SPATIAL AND TEMPORAL PATTERNS OF HOLOCENE OCCUPATIONS IN ALUVIAL AND COLLUVIAL LANDSCAPES OF THE SALT RIVER VALLEY REGION, MISSOURI, USA: A GEOARCHAEOLOGICAL STUDY
Required archaeological study of the Rockies Express Pipeline-East (REX-East) project corridor demonstrated the need for all three levels of archaeological investigation from Phase I survey to Phase 3 mitigation. The 43.05 mile-long (69.2-km) project corridor ran through Audrain, Ralls, and Pike counties in northeastern Missouri before crossing the Mississippi River and entering Illinois. A broad geomorphological investigation was performed through the use of soil cores and deep trenches to help inform the archaeological survey and subsequent site investigations.

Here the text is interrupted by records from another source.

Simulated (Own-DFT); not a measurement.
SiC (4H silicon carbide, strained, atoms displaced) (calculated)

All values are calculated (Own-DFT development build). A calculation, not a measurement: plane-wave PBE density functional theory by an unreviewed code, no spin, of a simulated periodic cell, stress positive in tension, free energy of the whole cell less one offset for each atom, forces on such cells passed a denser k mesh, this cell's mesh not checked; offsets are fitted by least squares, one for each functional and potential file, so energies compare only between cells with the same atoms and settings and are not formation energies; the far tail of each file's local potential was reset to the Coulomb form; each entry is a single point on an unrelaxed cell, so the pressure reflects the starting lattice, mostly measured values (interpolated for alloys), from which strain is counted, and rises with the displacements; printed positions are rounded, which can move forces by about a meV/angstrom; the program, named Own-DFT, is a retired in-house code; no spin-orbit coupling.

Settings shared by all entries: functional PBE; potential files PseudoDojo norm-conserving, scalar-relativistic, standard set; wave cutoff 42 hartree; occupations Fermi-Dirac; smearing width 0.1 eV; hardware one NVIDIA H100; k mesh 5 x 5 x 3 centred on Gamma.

The University of Iowa Office of the State Archaeologist (OSA) and AMEC Earth and Environmental conducted Phase III investigations at six prehistoric archaeological sites: 23PI294, 23PI1337, 23PI1344, 23PI1365, 23PI1367, and 23PI1372. All six sites are located in Pike County, Missouri, on Holocene and late Wisconsinan terraces of the Salt River and its tributary, Grassy Creek. The Salt River is a major tributary to the Mississippi River in the upper Mississippi valley. The six sites are located on alluvial and colluvial features commonly seen in this region of the mid-continent. Site 23PI924 is located on late Holocene and Wisconinan fluvial terraces, 23PI1337 is located on an early-middle Holocene alluvial fan, 23PI144 is located on a late Wisconsin or early Holocene terrace remnant, while 23PI1365, 23PI1367, and 23PI1372 are located on coalesced bar and terrace landforms. Phase III geomorphological study of the six sites, again through the use of coring and trenching, led to better understanding the relationship of the sites to their individual landforms, and their terrace and floodplain environments.
Cultural deposits from the sites date the sediments to the early through late Holocene, locally veneered by Historic alluvium. Historical land-cover information and geologically-defined lithofacies help reconstruct the past environments the sites likely existed in. The resulting landscape reconstructions are used to compare these sites to each other and to other regional and local site location patterns. Preliminary results indicate that the spatial and temporal locations of sites depend primarily on the presence or absence of water and the stability of landforms, and secondarily on resource availability.